Sunday afternoon’s warm weather served as a backdrop for residents of Middle Georgia and beyond to enjoy the Ocmulgee River and preview the upgraded Amerson River Park.

A crowd that was expected to clear 200 people hopped in kayaks, canoes, inner tubes and even paddle boards to float the river as part of the Riverkeeper Rally. The goal of the rally was to acquaint people with the work of the Altamaha Riverkeepers, board member Andrea Tice said.

“That’s the point of the event, is a friendraiser,” she said.

The group “advocates for the river” along the Altamaha Rivershed, which stretches from Atlanta all the way to the Atlantic Ocean. An individual membership costs $35 per year.

“The money goes toward to work of the Riverkeeper,” Tice said.

That post is held by Jenn Hilburn, whose main office is in Darien. She also works out of a law office in Macon, and her duties range from river testing to drawing up legislation to prevent industrial pollution, all with a goal of preserving “swimmable, fishable, drinkable waters.”

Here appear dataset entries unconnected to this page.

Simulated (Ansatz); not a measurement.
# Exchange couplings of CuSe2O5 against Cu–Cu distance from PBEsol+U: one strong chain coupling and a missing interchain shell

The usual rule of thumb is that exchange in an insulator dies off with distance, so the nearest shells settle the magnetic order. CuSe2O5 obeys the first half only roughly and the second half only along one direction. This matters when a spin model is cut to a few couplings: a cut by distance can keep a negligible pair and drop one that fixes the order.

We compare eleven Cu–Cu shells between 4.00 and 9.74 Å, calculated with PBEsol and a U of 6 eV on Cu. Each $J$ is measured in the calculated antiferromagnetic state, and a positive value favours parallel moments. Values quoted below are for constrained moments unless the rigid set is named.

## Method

The Macon branch of the Riverkeepers works with a group from lower down the river after the Ocmulgee turns into the Altamaha south of Vidalia. Both groups aim to help Hilburn sustain the waterway for future use.

“We’re two groups that are achieving the same mission on two portions of the river,” said Mark Thompson, who works with the Riverkeepers as well as NewTown Macon.

Tom Boyle of Locust Grove made the drive to Macon to participate in the afternoon float. He wanted to support the effort to keep the Ocmulgee waterway clean.

“It’s beautiful, pristine,” he said.

While many of the participants were adult outdoor enthusiasts, some were still school-age. Andrew Schieber brought his 6-year-old son, Elliot Wooley, to “experience nature” and build an appreciation for such opportunities.

“I think it’s very important to get the kids out because, otherwise, they just stay inside and stare at their iPads,” Schieber said.

Canoes and kayaks were available for rent to participants that did not bring their own.

After the completion of the float, the Riverkeepers provided barbecue and a performance by the musical group Gringo Grande. Events like Sunday’s rally serve to remind residents about a readily available natural resource, Hilburn said.

“I think it’s absolutely critical,” she said. “That water right there belongs to you and me.”